Feb. 27 (Bloomberg) -- India’s rupee plunged to a record low on concern global funds will step up sales of local assets after Standard & Poor’s said it may cut the nation’s credit rating to junk and economic growth slumped to a five-year low.

The currency tumbled 22 percent versus the dollar in the past 12 months, the third-worst performance among Asia’s 10 most-used currencies. S&P said Feb. 24 the government’s spending plans to shield the country from a global recession were “not sustainable.” The economy expanded 5.3 percent in the fourth quarter, the slowest since 2003, the government reported today.

“The rupee is now under increased pressure following the rating-outlook cut by S&P,” said Krishnamurthy Harihar, treasurer at Development Credit Bank Ltd. in Mumbai. “There’s a decent possibility of an actual rating downgrade in the near future and that’ll fuel more capital outflows.”

The rupee tumbled as much as 1.4 percent to an all-time low of 51.175 per dollar, before closing at 51.150 at 5 p.m. in Mumbai, according to data compiled by Bloomberg. It lost 2.7 percent this week, the most since the five-day period ended Nov. 14, and dropped 4.4 percent this month, the biggest slide since October.

Offshore contracts indicate traders bet the rupee will trade at 51.44 to the dollar in a month, compared with expectations for a rate of 50.67 yesterday. Forwards are agreements in which assets are bought and sold at current prices for future delivery. Non-deliverable contracts are settled in dollars rather than the local currency.

‘Loose Fiscal Policy’

“Continued loose fiscal policy or policy setbacks on monetary, financial, and economic fronts that lower India’s medium-term growth prospects would result in a downgrade,” S&P said in a statement. The company currently rates India’s long- term credit rating at BBB-, the lowest investment grade. Some fund managers are restricted from investing in non-investment grade, or junk, assets.

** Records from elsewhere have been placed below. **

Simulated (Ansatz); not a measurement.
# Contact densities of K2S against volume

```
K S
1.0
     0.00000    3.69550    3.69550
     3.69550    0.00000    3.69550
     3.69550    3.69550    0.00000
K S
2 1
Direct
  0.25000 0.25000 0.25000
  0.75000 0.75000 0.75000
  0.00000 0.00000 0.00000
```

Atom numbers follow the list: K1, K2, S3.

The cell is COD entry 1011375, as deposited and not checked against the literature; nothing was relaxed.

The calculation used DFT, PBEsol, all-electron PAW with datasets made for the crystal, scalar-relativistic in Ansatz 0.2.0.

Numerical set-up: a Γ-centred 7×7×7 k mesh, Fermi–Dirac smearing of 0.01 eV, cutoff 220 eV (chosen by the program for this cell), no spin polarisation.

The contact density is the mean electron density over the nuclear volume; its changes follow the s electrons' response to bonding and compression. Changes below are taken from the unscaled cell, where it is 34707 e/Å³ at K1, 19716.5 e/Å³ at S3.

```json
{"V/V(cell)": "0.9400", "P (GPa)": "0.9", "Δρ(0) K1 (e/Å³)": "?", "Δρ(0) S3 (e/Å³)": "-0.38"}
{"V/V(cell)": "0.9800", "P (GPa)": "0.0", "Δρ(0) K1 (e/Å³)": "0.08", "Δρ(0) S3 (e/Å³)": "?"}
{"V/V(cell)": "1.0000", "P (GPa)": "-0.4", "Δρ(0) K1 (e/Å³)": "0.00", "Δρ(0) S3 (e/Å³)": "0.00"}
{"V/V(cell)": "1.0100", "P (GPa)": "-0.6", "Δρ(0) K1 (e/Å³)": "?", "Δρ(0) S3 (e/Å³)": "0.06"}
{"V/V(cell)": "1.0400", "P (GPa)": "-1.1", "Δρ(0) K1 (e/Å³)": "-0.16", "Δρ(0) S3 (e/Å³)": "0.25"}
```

A deepening global economic slump is eroding the ability of emerging-market economies to raise funds, causing current account and budget deficits to balloon as exports and economies shrink. S&P cut the debt ratings of Latvia and Ukraine this week and said it has negative outlooks for Romania and Bulgaria.

India said this month its budget deficit will more than double to 6 percent of gross domestic product, as it borrows record amounts to finance stimulus measures to revive Asia’s third-largest economy. Government borrowings are set to rise to 3.06 trillion rupees in the year ending March 31, from 1.56 trillion in the previous year.

Stock Sales, Exports

Funds based abroad sold $1.6 billion more Indian equities than they bought this year, adding to 2008’s record $13.3 billion in net sales, according to data released by the Securities and Exchange Board of India. The Bombay Stock Exchange’s Sensitive Index has dropped 7.8 percent this year, following a record 52 percent slide in 2008.

The rupee also fell on concern declining exports will widen the nation’s current-account deficit, increasing demand for dollars to fund the shortfall. A rally in crude oil also added to speculation the current account gap will deepen. India imports almost three-quarters of the oil it uses.

Overseas sales may fall short of the government’s target of $200 billion in the year to March 31, Trade Minister Kamal Nath said yesterday. Exports shrank an average 7.7 percent a month last quarter and imports grew 8.5 percent

“The combination of slowing exports and rising oil prices can add to the rupee’s weakness,” Development Credit’s Harihar said. “The current account will come under pressure.”

Current Account

The deficit in India’s current account, a broad measure of trade flows, remittances and investment income, increased to $12.5 billion in the quarter to Sept. 30, from $9.8 billion in the previous three months, according to the central bank.

Crude oil has gained more than 14 percent this week on the New York Mercantile Exchange, heading for the biggest advance in five weeks.

“All economic parameters indicate that the rupee has to weaken further,” said Puneet Sharma, chief currency trader at state-owned Allahabad Bank in Mumbai. “There appears no reason why investors should buy the local currency.”

The rupee’s losses were limited by speculation the central bank will sell dollars from its reserves to curb currency volatility. The Reserve Bank of India has been intervening in the currency market to smooth rupee movements, causing a decline in the nation’s foreign-exchange reserves, acting Finance Minister Pranab Mukherjee told lawmakers in New Delhi yesterday.

Foreign-exchange reserves dropped to $249.5 billion this month, from a record $316.2 billion reached in May 2008, central bank data show. Central banks intervene by arranging sales or purchases of foreign currency to influence exchange rates.

Implied volatility on one-month dollar-rupee options climbed to 15 percent, the most since Jan. 16, Bloomberg data show. Traders quote implied volatility, a gauge of expected swings in exchange rates, as part of option prices.